In recent weeks, I have had several conversations with clients that have received solicitations from unscrupulous financial firms. Due to SEC regulations, high pressure sales tactics may not be used as widely in finance as they once were, but that doesn’t mean that unscrupulous financial professionals don’t exist. It pains me to see how much investors are bombarded by advertisements and headlines that deliberately twist the facts in order generate fear and encourage people to buy their products.
One of the more sinister scare tactics I have seen is the threat of impending doom used by some unscrupulous firms to sell variable annuities, gold, or financial newsletters. I have clients call me all the time asking me if they should buy gold based upon the world falling apart and a global meltdown in currencies. I have nothing against gold and depending on your situation, I think it can have a place in one’s portfolio. What I object to is the fear tactics commonly used to sell it.
Another strategy I see are firms that mislead investors for their own gain. For example, investors that own non-publicly traded REITs. These are non-liquid investments that own an interest in a real estate portfolio. As you can imagine, it has been a rough ride for these investors given the significant downturn in 2008. Some of these portfolios are just turning the corner now. There are firms that get a list of investors that own a REIT that is in the process of liquidating the shares and distributing the proceeds to the shareholders. Let’s say the shares are valued at $6.50. These scavenger firms will send a letter out to these owners offering $4.50. They will play up the negatives of the investment and talk about the illiquidity even though a sale is pending. They will even include paperwork to consummate a sale at $4.50 a share. If the investor signs the paperwork, they agree to sell, and potentially sell at 69% of what they could have received had they just waited a few months.
So what can an investor do so that they don’t fall prey?

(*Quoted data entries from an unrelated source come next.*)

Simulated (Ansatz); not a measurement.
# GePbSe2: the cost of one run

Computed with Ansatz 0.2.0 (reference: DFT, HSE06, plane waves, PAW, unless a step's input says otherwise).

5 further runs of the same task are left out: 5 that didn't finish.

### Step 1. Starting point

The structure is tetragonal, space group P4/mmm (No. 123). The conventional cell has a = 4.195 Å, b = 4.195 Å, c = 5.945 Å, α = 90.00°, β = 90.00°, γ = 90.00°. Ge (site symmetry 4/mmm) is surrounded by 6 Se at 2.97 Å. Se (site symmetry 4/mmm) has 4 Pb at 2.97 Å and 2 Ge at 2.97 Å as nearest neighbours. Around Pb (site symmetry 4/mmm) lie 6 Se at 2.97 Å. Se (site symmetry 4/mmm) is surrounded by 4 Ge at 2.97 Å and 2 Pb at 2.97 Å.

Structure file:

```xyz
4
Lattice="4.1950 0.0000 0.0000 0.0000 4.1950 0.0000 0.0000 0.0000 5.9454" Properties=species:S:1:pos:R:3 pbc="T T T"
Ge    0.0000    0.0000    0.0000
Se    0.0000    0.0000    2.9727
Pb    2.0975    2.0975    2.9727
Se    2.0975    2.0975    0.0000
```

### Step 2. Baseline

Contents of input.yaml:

First, recognize when people are manipulating your emotions to get you to act. Remember that it is common for the media to exaggerate negative information to generate an emotional response. The best way to avoid falling into this trap is to recognize when you’re feeling fearful, anxious or angry, and take a step back.
Second, run any of these decisions by your financial advisor. Hopefully you have an advisor that has access to a full range of financial products and is non-biased towards one investment vehicle over another.
Finally, investment decisions should never be emotional and making poor decisions in the moment can be very costly. If someone is pressuring you for a decision, simply pass.